“What is the price of Experience?
Do men buy it for a song?
Or wisdom for the price of a dance in the street?
No, it is bought with the price of all Man hath, his house, his wife, his children.
Wisdom is sold in the desolate market where none come to buy, and in the wither’d field where the farmer ploughs for bread in vain.”…William Blake

In my entire time online, I’ve only had one confrontation over something I posted.

When I wrote a post on the 2007 Domain Roundtable, in the first paragraph, I linked to an article I did not agree with using the term “misinformed”. I intended absolutely no malice to the author…I actually forgot I even did this until receiving an email from Tom Crandall letting me know that he felt slighted and upset by my action. While I didn’t quite view the situation as Tom did, I did understand his point of view and realized that I could have chosen a word/phrase for link text that expressed my disagreement with his post without casting an aspersion on his professionalism.

So, in attempt to make amends, I went to his blog and publicly apologized to Tom and his audience (in addition to starting a debate over the issue where we disagreed).

Hello Tom,

First, let me apologize publicly for characterizing your article as “misinformed”. “Misinformed” has connotations that are not consistent with my belief that you wrote an posting of high quality that was slanted in a way in which I did not agree…in fact, the quality of the posting was probably why I remembered it as I was writing my article…

I did not feel the least amount of personal shame or humiliation in doing this…for me; it was a moral imperative to write what I did.

There are plenty of spirited debates in search started when a person or entity has “acted irresponsibly” in the eyes of the greater community (and when the whole community is in opposition to one person/group, chances are quite high that the lone individual is in the wrong). The most common responses by a person to a community-wide attack upon them include defensiveness, attacking back, or skulking away and hiding. Humility by the malefactor doesn’t occur all that often.

Recently, an online marketer named Matt Bacak release the most obnoxious, self-promoting press release that I’ve ever seen. The Twitter and Digg communities rightly pummeled him. I submitted his press release to Sphinn where it got a large number of spirited comments. I believe I rightly described Matt’s press release as a “FUBAR”.

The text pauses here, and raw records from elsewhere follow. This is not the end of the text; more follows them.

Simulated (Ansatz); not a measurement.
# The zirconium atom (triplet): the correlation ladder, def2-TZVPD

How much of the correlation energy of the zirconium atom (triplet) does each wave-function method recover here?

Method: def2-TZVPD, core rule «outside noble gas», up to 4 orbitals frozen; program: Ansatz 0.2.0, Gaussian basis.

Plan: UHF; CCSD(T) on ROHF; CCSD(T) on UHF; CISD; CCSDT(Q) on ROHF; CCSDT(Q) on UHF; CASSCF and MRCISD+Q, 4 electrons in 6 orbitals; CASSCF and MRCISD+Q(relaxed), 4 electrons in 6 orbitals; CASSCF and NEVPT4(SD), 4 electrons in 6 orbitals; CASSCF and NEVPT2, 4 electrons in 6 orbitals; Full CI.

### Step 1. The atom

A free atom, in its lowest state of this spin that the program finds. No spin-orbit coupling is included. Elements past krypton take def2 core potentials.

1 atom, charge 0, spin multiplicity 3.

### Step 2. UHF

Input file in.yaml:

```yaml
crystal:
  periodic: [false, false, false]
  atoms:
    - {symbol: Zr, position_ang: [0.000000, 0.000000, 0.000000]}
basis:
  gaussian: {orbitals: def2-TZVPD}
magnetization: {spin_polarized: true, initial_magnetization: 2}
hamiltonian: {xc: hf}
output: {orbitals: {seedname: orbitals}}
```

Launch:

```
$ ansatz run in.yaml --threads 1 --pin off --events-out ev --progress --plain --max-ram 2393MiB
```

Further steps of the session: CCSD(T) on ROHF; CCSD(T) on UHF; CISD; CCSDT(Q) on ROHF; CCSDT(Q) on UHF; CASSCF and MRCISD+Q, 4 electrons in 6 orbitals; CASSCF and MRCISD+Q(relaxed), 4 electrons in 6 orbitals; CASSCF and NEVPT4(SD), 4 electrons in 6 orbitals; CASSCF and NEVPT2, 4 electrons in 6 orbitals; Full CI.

So what did Matt do? He accepted the community’s verdict on his press release and began to change his behavior to conform to what they expected of him.

He publicly acknowledged his mistake and shouldered the entire blame for the incident.

I barely even knew about this press release. I did not write it
nor did I even submit it. Yes, I did suggest to have it written. I
take full responiblily (sp) for it.

He then started following people back on Twitter (which he hadn’t been doing). He now has almost 50% more followers on Twitter than he did before this incident started and he’s tweeting back to all who tweet him.

While the community brutalized Matt for the press release, a large percentage of them remained open to accepting Matt if he responded appropriately. Because Matt consented to the community verdict and changed his behavior publicly, he has been welcomed by many of his critics and his business will greatly profit from everything that has transpired.

It’s natural to be defensive when the entire community is attacking you. However, try to look at the issue from the majority perspective. Even if you don’t agree with them, acknowledge their viewpoint. The right response to your opponents could turn the negative into a strong positive for you. The wrong response can cause you to be permanently excluded by your peers.

12 thoughts on “Sorry Seems To Be The Hardest Word

  1. Apologizing is a very difficult thing for most individuals. I’ve read articles that suggest that apologizing is akin to weakness. In my position within my company, I’ve had to apologize to customers for a mistake. It’s amazing how quickly you can turn a negative situation around by simply apologizing. I don’t advocate apologizing for everything but when a mistake is made, own up to it and make it right.

  2. Matt’s and your reactions were very mature and definitely the right thing to do. Especially when you are into blogs and Twitter you should always be ready to take responsibility for your mistakes and, if necessary, apologize.

  3. Nice article Todd. It also shows how internet makes it so easy for people to voice out their opinions…whether positive or negative and it spread like wildfire. But to err is human; to forgive is divine. Cheers =)

  4. It is a great article. Sorry seems like a genuine apology to me. We should be thankful for any apology even though its a week overdue.
    ______________

    cristina12

  5. I think Lisa sums up best what I like about your work. It’s informative, but still offers a glimpse into your personality. Its perhaps why your so successful with social media. And its often an article on the Internet begins with a quote from William Blake.